18 May 2018 11:42

The capital increase successfully completed, IGD finalizes the acquisition of a strategic portfolio in northern Italy for €195.5 million.

IGD’s real estate portfolio is now worth almost €2.5 billion

IGD’s Chief Executive Officer, Claudio Albertini, walks us through the steps which in the last five months led to the gathering of €150 million on the stock market and to increasing the Company’s size thanks to the addition of a portfolio comprising four shopping malls and a retail park which have a premium position in their respective catchment areas.

A long road, but completed successfully …

More than four months passed between the time the preliminary agreement for the purchase of a portfolio of assets from ECP was signed on 5 December 2017 and the closing on 18 April. We were aware that the period close to the end of the year was not the ideal time to be launching a capital transaction and that in Italy regulations can cause this process to last for months, but we pursued our goal with determination. It was important for us to purchase this real estate portfolio and, at the same time, maintain a healthy financial balance. After the capital increase was completed on 18 April, when the unexercised options were sold and fully exercised, we immediately closed the acquisition. The new assets that were added to the portfolio began, therefore, to contribute to cash flow generation as of that date.

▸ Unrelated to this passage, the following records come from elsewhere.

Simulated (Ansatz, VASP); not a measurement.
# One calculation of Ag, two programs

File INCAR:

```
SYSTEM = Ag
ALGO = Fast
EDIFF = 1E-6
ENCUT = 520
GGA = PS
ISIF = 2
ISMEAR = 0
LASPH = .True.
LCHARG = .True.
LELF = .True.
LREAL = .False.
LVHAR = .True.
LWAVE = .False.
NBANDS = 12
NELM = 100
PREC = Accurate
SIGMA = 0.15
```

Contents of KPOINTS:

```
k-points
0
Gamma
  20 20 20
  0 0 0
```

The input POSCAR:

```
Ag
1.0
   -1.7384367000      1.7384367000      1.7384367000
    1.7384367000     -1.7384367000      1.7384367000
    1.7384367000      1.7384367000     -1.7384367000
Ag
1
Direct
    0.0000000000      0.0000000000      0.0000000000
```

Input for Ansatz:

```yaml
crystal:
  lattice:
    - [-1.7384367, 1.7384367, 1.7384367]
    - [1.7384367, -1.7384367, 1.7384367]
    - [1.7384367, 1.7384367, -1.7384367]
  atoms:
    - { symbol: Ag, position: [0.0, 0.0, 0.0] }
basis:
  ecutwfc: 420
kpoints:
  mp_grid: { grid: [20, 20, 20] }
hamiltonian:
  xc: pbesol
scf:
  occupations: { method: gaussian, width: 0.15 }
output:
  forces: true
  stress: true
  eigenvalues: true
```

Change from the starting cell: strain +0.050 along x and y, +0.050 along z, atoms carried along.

Why was the acquisition of these assets so strategic?

The portfolio acquired has a gross yield of 6.8%, including transfer costs. The properties already generate interesting revenue streams, but as part of the IGD portfolio they provide a further advantage: they allow us to strengthen our Italian leadership in the management of shopping centers with a dominant position in the respective catchment areas of midsize Italian cities with significant spending power. This acquisition also allowed use to regain full ownership of the two shopping centers where we already owned the hypermarkets. The operating synergies with Coop, present in all four of the shopping centers, were also enhanced as a result of the acquisition. Overall, therefore, the value of the transaction was considerable in absolute terms, including growth opportunities, as well as relative terms, as these new freehold properties that are now part of our portfolio will provide us with greater flexibility and efficiency in asset management. During a period like the present one, in which extensions and restyling can change the profitability of a portfolio, having greater room for maneuvering is essential.

Why was it essential that these 150 million be gathered through a capital increase?

Overall this acquisition would have absorbed about €200 million, including transaction costs. In our Business Plan we committed to maintaining a Loan-to-Value of between 45 and 50%, which is also key to maintaining the investment grade rating granted in May 2016 by Moody’s. Gathering investment capital of €150 million, therefore, was the only way to finance the growth without compromising financial solidity and without increasing the financial costs recognized in the income statement. A successful capital increase was not a given as it was launched at the end of March, at a time which was not particularly favorable for the equity markets and post-election uncertainties were weighing on Italy. That said, the strong fundamentals of IGD – which in the meantime had presented convincing results for FY 2017 with a 21% increase in FFO, better than the guidance – and the possibility of creating additional value, given the characteristics of the portfolio we wanted to buy, made a decisive contribution to allowing us to gather new capital resources. The first one to come forward in support of the increase was our largest shareholder, Coop Alleanza 3.0, who immediately undertook to subscribe its portion of the capital increase or about 41% of the total issue.

How did you present the transaction to the financial community?

We had a number of meetings, went on roadshows and held conferences, which allowed us to describe in detail the opportunities tied to this transaction in Milan, London and Paris. Investors demonstrated to appreciate the business logic of the transaction and the related improvement of the Company’s financial profile in terms of LTV, as well as the positive impact that a bigger float would have on the stock’s liquidity. We also verified that the market is aware of the fact that IGD, including because it is a SIIQ, continues to have a very high payout: if on the one hand this allows for attractive returns through the distribution of earnings, on the other, it makes the use of capital increases to finance external growth imperative.

The company is growing constantly, but the story is also interesting becasue of the dividend, therefore …

Our focus on providing shareholders with interesting returns was confirmed once again by the Board of Directors’ decision to pay the 2017 dividend also on the newly issued shares. If the proposed dividend of €0.50 is approved during the Annual General Meeting, based on the price on 4 May 2018, the dividend yield will reach 6.4%: a very attractive level. .

The offer was entirely subscribed, without the intervention of the guarantor banks: what helped IGD?

I believe, above and beyond the specific characteristics of the acquisition, we were helped by the solid reputation we have built over time. We have always presented results which were in line with the Business Plan, meaning that our credibility is based on a real track record; over the last 4 years the dividend paid has increased significantly. We have also always provided very clear and detailed plans of action relative to our operations: investors, therefore, trust that we will also do a good job enhancing these new assets.

Thanks so much for the interview and buon lavoro.